The Awkward Squad: New Labour and the Rank and File

Submitted by on 6 February, 2004 - 12:00

a Socialist Worker pamphlet by Martin Smith

This pamphlet is a propaganda exercise. There is nothing wrong with that in itself. However, it also claims to provide an analysis of the Labour Party, the trade union bureaucracy, the Broad Lefts and members of the "awkward squad." It does not do any of that very well, relying on crass comments such as "bright flashes of a new mood" and "the gaps between the explosions are becoming shorter".

On, for example, why the trade unions did not challenge Blair on the war at Labour Party conference, no real answer is given. There is no attempt to relate popular movements against the war and against capitalism to the fights in the trade unions, other than an appeal for trade unionists to be more like Stop The War activists!

The most inaccurate and misleading section of the pamphlet is on "The Rank and File". I was unconvinced by the arguments in this section and take particular exception to the twisting of the truth in the descriptions of the union I do know about, the CWU.

The power of the London Division of the CWU Postal section has nothing to do with the SWP's paper Post Worker. And anyway the most interesting questions are not how many Post Workers were sold during the recent unofficial action, but what was gained by postal workers in that dispute and why we seem to be further from an organised left in the CWU after it than before?
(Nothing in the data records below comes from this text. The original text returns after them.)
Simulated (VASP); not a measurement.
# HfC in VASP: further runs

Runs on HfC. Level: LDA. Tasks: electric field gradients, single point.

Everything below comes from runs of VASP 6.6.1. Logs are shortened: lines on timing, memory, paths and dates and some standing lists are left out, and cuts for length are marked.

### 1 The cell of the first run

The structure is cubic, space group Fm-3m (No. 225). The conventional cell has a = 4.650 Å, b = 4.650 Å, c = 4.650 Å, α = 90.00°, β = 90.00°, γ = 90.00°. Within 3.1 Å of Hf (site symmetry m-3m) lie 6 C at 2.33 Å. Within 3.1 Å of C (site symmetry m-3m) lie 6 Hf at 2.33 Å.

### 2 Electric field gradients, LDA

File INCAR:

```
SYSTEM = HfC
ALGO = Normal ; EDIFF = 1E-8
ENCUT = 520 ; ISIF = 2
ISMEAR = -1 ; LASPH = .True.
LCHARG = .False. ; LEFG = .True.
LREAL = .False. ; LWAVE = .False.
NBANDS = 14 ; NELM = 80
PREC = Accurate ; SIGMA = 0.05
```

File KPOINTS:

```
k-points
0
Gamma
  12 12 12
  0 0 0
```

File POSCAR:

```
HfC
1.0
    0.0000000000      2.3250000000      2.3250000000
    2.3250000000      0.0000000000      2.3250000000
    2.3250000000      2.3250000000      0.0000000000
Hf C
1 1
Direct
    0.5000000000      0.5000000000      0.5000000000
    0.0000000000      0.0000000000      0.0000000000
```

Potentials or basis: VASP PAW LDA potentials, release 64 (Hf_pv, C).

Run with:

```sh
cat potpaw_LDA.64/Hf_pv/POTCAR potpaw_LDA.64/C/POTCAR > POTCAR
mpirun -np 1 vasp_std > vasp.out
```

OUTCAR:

Many of the comments on the telecom-dominated CWU Broad Left are just plain wrong. The criticisms miss the target. The major BT job losses took place whilst the right was still in power on the Executive, and there was a "cut hours not jobs" campaign run by the CWU BL at the time. There are many other criticisms that could and should be made of the record of the Broad Lefts: why pick one that is not true?